For some reason, English classes teach you that “stronger verbs make stronger writing.” If you’ve been misled along this path before, let your eyes be opened to the light, folksie–it’s not true. It’s the biggest lie they’ll teach you in school these days (except that you will be able to use imaginary numbers to solve real-world problems in the future).
Before you ask why that is, answer me this: What is the purpose of dialogue?
To give your characters’ thoughts, feelings, and emotions a voice, isn’t that right? We do the same thing with everyday speech. Dialogue paints a picture pure narration can never achieve. When paired with descriptions of your character’s inner thoughts or physical actions, it presents an even more powerful message.
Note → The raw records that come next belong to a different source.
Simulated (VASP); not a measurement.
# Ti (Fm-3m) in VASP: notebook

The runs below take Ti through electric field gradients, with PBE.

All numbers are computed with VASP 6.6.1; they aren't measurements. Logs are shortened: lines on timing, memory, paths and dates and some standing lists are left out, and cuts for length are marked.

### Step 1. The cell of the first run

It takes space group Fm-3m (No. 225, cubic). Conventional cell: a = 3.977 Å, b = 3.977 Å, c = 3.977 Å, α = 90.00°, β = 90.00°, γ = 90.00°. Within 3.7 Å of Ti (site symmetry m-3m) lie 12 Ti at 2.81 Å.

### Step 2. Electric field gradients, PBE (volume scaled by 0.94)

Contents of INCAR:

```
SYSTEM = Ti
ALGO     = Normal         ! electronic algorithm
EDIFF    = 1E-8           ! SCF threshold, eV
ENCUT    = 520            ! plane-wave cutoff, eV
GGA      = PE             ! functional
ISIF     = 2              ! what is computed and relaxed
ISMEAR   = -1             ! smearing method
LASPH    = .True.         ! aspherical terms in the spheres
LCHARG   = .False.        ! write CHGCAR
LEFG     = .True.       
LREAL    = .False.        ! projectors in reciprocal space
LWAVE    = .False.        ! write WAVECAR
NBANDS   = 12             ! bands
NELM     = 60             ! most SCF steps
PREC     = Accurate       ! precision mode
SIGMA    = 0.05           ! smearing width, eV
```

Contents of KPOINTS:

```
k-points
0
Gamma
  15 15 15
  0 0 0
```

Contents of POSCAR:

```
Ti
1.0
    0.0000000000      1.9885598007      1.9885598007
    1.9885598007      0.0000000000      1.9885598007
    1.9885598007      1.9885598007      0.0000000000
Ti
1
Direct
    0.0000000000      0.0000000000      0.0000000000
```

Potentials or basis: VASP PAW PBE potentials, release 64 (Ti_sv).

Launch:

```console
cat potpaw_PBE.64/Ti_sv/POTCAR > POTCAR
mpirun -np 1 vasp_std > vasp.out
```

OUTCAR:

Dialogue tags, on the other hand, are additional. Their purpose is to direct you to the proper location–where the voice is coming from, and perhaps a hint of tone while they’re at it, but nothing more. You need to focus on strengthening the dialogue, not the dialogue tag, and the description, not your use of vocabulary.
Instead: In the words of Gail Carson Levine, the word “said” is beautiful. Use it, as well as other “invisible” words that appear often enough in writing that your readers’ eyes will skim over them–“ask,” “reply,” “ejaculated,” etc. There will be times you can use other dialogue tags when adding on a description would be awkward (such as a well-placed “shout” or “muttered”), but don’t max out your opportunities. When it’s pretty clear which characters are speaking, you should omit them altogether. Use discernment and judge wisely, my friend, and let your dialogue shine on its own.
#2: expositional dialogue
What continues to astound me about this particular phenomenon is that it occurs… very often. In popular movies and TV shows, in books, in anime and manga… WHY, people?? You don’t even have to be a writer to notice how awkward it sounds!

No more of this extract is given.